Concert: The Gregson Connection
Virtuosi GUS Band Conducted by Adam CookeSalvation Army Hall Kettering
On 23 April 2016, Jeremy Wise was at Salvation Army Hall Kettering for ‘The Gregson Connection’ – a concert celebrating Edward Gregson’s 70th birthday, featuring GUS together with the Belcanto Ladies Choir directed by Barry Clark.
The prolific and high quality music output of Edward Gregson over the best part of the last 50 years was celebrated in this excellent joint concert.
The current Midlands’ Champion, Virtuosi GUS Band, has been a mainstay of the Kettering music scene for more than 75 years and was joined by the celebrated ladies voice choir, Belcanto, which has been on fine form too, winning its class at Llangollen Eisteddfod in 2012 and 2015.
The music ranged from Edward’s earliest student output in the 1960s, including the lovely cornet solo Before the Cross, featuring Iain Culross as guest soloist 'depping' for Thomas Fountain, currently in France with the European Youth Brass Band. Iain showed his class in a silky and sympathetic performance and Grant Jameson was also a great crowd- pleaser with his performance of Gregson’s Symphonic Rhapsody, which Edward Gregson revealed he had started in his teens, but got stuck and finish until a few years later. Trevor Groom gave the first broadcast performance of the piece in the early 1970s, so it was fitting that he was amongst the audience.
The Choir sang some real quality music including Edward Gregson’s song Welcome, commissioned specially for the Royal Opening of the Bridgewater Hall, Manchester in 1996, in the presence of HM The Queen. The Choir’s programme also featured two movements from Gregson’s Missa Brevis (Gloria and Benedictus), showing beautiful, balanced sound in these very difficult works.
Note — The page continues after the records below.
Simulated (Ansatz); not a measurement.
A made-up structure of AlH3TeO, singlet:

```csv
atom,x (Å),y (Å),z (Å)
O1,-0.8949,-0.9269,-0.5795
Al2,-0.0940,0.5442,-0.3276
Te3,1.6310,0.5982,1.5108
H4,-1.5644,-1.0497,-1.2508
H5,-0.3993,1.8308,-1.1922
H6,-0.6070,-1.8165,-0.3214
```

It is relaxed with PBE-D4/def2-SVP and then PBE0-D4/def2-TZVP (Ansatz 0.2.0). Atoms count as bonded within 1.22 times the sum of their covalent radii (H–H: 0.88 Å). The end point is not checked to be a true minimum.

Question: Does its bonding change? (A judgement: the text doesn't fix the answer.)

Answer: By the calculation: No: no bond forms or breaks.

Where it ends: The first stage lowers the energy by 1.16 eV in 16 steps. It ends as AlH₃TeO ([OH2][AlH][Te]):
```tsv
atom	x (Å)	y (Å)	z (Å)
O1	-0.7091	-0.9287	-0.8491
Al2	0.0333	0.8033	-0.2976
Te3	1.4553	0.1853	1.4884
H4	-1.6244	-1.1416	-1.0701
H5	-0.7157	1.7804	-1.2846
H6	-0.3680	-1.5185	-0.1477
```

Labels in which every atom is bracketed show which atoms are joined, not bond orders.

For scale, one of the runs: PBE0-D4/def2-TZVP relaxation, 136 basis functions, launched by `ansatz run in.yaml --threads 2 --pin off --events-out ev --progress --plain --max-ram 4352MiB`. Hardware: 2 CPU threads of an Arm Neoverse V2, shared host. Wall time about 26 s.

Featuring two major Gregson works - Dances and Arias and Of Distant Memories to end both halves of the concert, GUS played superbly in honouring this leading composer, despite the sheer physical demands of the pieces. The star of the show - Edward Gregson – was also invited to conduct his own Prelude for an Occasion, delighting both the band and the audience.
It is sometimes difficult to attract an audience to events such as this, but thanks mainly to the tireless work of the organisers the hall was well- filled and the audience was rewarded with fine music, carefully prepared and performed by two excellent ensembles at the top of their games. It was the kind of high quality concert that there are too few of now… sadly.